Rarely can the lack of action trigger so much reaction as it did last week when Tim Eyman didn’t do something he so often does — turn in signatures for an initiative.
Word that the professional initiative promoter from Mukilteo failed to qualify his latest anti-tax concoction for the November ballot ignited an outburst online from those in the Puget Sound’s political punditry.
That’s because it’s been a few years since Eyman came up empty in his attempt to legislate through the ballot box.
His critics wistfully hope it is a sign of failures to come and an omen of his eventual exit from Washington’s main stage of politics.
Without question, Eyman has lost his bling and his brand of self-centered politics dressed up as populism no longer gives voice to public angst and anger as it once did.
But one setback isn’t likely to neuter Eyman’s influence — real and perceived — on the electorate or the electeds.
There are reasons for this year’s dud effort. He had a poorly conceived measure and he never rebuilt the bridge to business supporters he blew up last year.

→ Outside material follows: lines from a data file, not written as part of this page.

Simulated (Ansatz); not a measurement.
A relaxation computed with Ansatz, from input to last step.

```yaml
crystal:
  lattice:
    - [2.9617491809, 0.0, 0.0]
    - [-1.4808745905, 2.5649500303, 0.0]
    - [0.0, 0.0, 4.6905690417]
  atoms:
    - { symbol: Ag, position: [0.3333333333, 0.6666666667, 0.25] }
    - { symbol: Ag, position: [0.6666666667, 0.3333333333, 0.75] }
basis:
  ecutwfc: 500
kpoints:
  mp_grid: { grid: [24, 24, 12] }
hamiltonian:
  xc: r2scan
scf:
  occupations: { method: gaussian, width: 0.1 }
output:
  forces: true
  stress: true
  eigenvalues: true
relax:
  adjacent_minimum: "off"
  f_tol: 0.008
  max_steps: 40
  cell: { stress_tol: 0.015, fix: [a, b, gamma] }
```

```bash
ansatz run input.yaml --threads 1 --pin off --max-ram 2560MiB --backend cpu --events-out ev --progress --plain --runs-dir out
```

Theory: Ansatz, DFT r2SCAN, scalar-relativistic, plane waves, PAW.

This year’s offering, officially known as Initiative 1325, required lawmakers to endorse a constitutional amendment requiring tax increases be approved by a two-thirds majority and then to put it on the ballot for voters to ratify. If they didn’t, the state sales tax would be slashed from 6.5 percent to 5.5 percent.
That’s a pretty complicated sell for someone with a clipboard standing outside a supermarket trying to get signatures.
And Eyman didn’t have many professional petitioners because the usual flow of dollars to pay for them from wealthy individuals, small businesses or major corporations has dried up. Eyman’s customary allies hadn’t forgiven him for 2013, when they believe he used some of their donations to push a measure they opposed.
Without the financial aid to hire petitioners, Eyman and his reputed “thousands of supporters” were on their own to get it done. And they didn’t.
“We worked really hard, but our signature drive for the 2/3-For-Taxes Constitutional Amendment fell short this year,” Eyman wrote in an email to supporters, without acknowledging how many signatures were gathered. “We’ll just have to work even harder next time.”
What “next time” looks like may determine whether Eyman effectuates a rebound to relevancy.
If he wants to maintain a statewide profile, he’ll need to make amends with his old allies. Without their wallets and their wisdom, Eyman’s ability to continue earning regular paydays will be put at risk.
Or Eyman could change course and focus on pushing ballot measures on the local level. He’s had success in fighting red-light cameras. There is no end to levies and taxes he could consider challenging on behalf of a citizenry which feels overtaxed.
That requires Eyman to rethink his methods, and his motives. Pushing initiatives in cities around the state isn’t easier, and pays a whole lot less than what he’s been doing most of the past 15 years.
If his “thousands of supporters throughout the state” are truly behind him, this may be their only way to ensure there isn’t another November without an Eyman measure on a ballot somewhere.